Photo Credits: Hamed Saber and Peter Ashton

Consider this exchange:

Speaker 1: “Would you like to go the aquarium with me [tomorrow] to see the dolphin show?”
Speaker 2: “The dolphin show?”
Speaker 1: “The dolphins are very intelligent animals.”
Speaker 3: “But the aquarium is not open tomorrow.”
Speaker 1: “It will be open tomorrow”

Out of context it’s hard to tell exactly what’s going on.  We know someone is inviting someone else to watch the dolphins.  The someone else sounds a bit confused.  And somehow the first speaker knows that, despite normally posted hours, the aquarium will be open tomorrow.  Under normal circumstances you would, as I would, think this was some sort of surrealist play when Che’s daughter and a nuclear scientist entered the dialogue.  And, normally, we would be right.

Today, however, the truth is far stranger.  Speaker 1 is Fidel Castro, speaker 2 is American journalist Jeffrey Goldberg and speaker 3 is a bodyguard.  You just can’t make this up.  I’ll spare you all of the details (although I do encourage you to read the original pieces from the Atlantic here and here) but Fidel apparently was so impressed with an article that Goldberg wrote about Iran and Israel that he decided to grant him an extended three day interview — part of which took place at the aquarium.

Since coming out on the right side of a serious gastro-intestinal illness Fidel has been speaking with increasing frequency about international matters.  This, says Goldberg’s travelling companion Julia Sweig, is Castro trying to reinvent himself as a senior global statesman: “Matters of war, peace and international security are a central focus: Nuclear proliferation, climate change, these are the major issues for him, and he’s really just getting started, using any potential media platform to communicate his views. He has time on his hands now that he didn’t expect to have. And he’s revisiting history, and revisiting his own history.”

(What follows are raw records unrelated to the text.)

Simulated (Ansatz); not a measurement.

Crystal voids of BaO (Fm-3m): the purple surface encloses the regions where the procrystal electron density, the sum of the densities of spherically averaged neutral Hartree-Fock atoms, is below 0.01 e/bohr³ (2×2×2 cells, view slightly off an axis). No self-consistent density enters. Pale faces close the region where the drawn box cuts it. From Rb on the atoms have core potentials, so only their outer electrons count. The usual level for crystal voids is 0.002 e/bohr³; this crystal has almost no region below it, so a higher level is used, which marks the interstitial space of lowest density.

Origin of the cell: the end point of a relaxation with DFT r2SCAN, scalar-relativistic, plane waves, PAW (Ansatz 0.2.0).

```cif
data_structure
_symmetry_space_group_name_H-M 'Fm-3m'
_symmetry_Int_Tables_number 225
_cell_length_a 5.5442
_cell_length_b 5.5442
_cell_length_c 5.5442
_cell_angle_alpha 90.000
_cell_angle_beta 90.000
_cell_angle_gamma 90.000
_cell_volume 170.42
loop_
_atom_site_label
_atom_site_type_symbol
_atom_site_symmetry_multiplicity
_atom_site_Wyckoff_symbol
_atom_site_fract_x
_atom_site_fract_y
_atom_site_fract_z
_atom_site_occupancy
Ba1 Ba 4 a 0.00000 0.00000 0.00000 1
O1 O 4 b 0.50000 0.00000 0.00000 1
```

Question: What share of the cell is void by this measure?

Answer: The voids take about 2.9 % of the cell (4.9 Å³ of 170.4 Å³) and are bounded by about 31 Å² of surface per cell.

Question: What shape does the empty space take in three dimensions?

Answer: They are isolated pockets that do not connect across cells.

But, the dolphin show.  To me, at least, this seems an odd stage from which to launch your global nuclear disarmament campaign or, stranger still, to argue for a more ecologically sound global order.  To be fair this is no ordinary dolphin show nor, for that matter, is it an ordinary aquarium.  The dolphin trainers do not run the show so much as they are also part of it.  Watched from beneath the surface the show is a carefully scripted dance between human and dolphin.

The aquarium itself is run by a nuclear scientist and one of the veterinarians is the aforementioned daughter of Che.  Perhaps there is some sort of message here about beating tanks into tractors.  It can be no coincidence that an interview about Israel’s nuclear arsenal and Iran’s nuclear ambitions ends up at an aquarium managed by someone with the theoretical know-how to build the bomb.  Cubans, maybe we are supposed to infer, have no time for such pursuits?  Having been brought to the brink of nuclear apocalypse once they would rather spend their time with the planet’s second smartest animal, who don’t happen to be threatening existence as we know it.

Any which way, however, this has to be one of the strangest meetings since, well, ever.  I have no doubt that Castro was following some sort of script but, even if it will be some form of plagiarism, when it comes time to write my screenplay I’m using this scene.